HMRC launches an Alternative Dispute Resolution service
The Alternative Dispute Resolution (ADR) is a pilot for small and medium enterprises. It uses independent HMRC facilitators to resolve disputes between HMRC and customers during a compliance check but before a decision or assessment has been made. ADR aims to find a fair and quick outcome for both parties, helping to reduce their costs and avoid a tribunal.
The pilot in North Wales and the North West follows a successful trial earlier this year, where 60 per cent of disputes were either fully or partially resolved.
HMRC’s, Jim Stevenson, assistant director, local compliance, said:
“ADR will help SMEs resolve disputes without having to go to a tribunal – saving them both time and money. It is a good opportunity for HMRC to work together with our customers to potentially resolve disputes much earlier than at present.

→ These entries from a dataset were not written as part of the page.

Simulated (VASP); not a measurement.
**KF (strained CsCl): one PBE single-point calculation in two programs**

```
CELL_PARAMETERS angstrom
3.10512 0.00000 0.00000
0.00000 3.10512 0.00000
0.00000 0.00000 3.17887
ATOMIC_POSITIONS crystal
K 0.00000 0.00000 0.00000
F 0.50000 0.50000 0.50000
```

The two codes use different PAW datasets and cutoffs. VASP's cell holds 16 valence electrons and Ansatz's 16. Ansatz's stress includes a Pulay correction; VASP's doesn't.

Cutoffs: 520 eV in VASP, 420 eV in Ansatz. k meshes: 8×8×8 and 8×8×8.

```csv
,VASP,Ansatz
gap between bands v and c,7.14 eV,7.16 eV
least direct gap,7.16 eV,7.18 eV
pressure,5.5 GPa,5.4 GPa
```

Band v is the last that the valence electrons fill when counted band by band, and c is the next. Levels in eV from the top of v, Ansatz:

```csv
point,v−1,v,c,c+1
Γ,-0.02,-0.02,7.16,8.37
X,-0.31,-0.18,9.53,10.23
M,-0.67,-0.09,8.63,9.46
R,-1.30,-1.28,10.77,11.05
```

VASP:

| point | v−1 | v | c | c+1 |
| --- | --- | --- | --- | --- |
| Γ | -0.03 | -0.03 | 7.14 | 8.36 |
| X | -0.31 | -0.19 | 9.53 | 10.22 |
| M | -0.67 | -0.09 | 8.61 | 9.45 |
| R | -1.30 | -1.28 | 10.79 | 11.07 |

“The facilitators are HMRC members of staff who have been trained in ADR techniques and have not been involved in the dispute.
“We have found that often there are communication problems. So the HMRC facilitator will help all parties reach a shared and full understanding of the disputed facts and arguments. They will also ensure there is good communication, and help explain what each side is trying to say to the other. The aim is to resolve the dispute or, if not, as many issues as possible.”
ADR does not affect existing processes or review and appeal rights, and covers both VAT and direct taxes.
The Chartered Institute of Taxation (CIOT) has welcomed the announcement by HM Revenue and Customs (HMRC) that they will be trialling a new way of resolving disputes between small businesses and the taxman over the next six months.
Andrew Gotch, chairman of the CIOT’s Owner Managed Business Sub-Committee, said:
“This is a welcome move. ADR has the potential to be a valuable Gordian knot-cutter in investigations and technical disputes that have run into the sand. Anything which can help resolve disputes between HMRC and taxpayers to mutual satisfaction without the need to resort to expensive and time-consuming litigation has to be good news for all sides.
“There has already been a small-scale pilot of this new technique, using a few hand-picked cases which had already reached the stage of an appeal against a decision. Under this new trial, cases will be accepted at an earlier stage, where no appeal has yet been made, which is sensible. Additionally, taxpayers and their advisers will also be able to put cases forward for ADR, whereas in the first pilot HMRC did the selecting in most cases.
“It is very important that HMRC are able to gather reliable data from this next stage in the ADR pilot, so that an informed decision can be made as to whether the facility should be extended nationally. So, even though at this stage only those in some parts of the country will be able to participate, I would encourage all small businesses and their tax advisers who can take advantage of the facility to consider using it in situations where there are intractable disagreements with HMRC. This is an entirely voluntary process, from which neither side can possibly emerge worse off. In fact, evidence from the earlier phase of the pilot suggests that participants usually emerge far better off either in terms of getting a solution or understanding each others’ positions better, thus saving stress, time and costs all round”.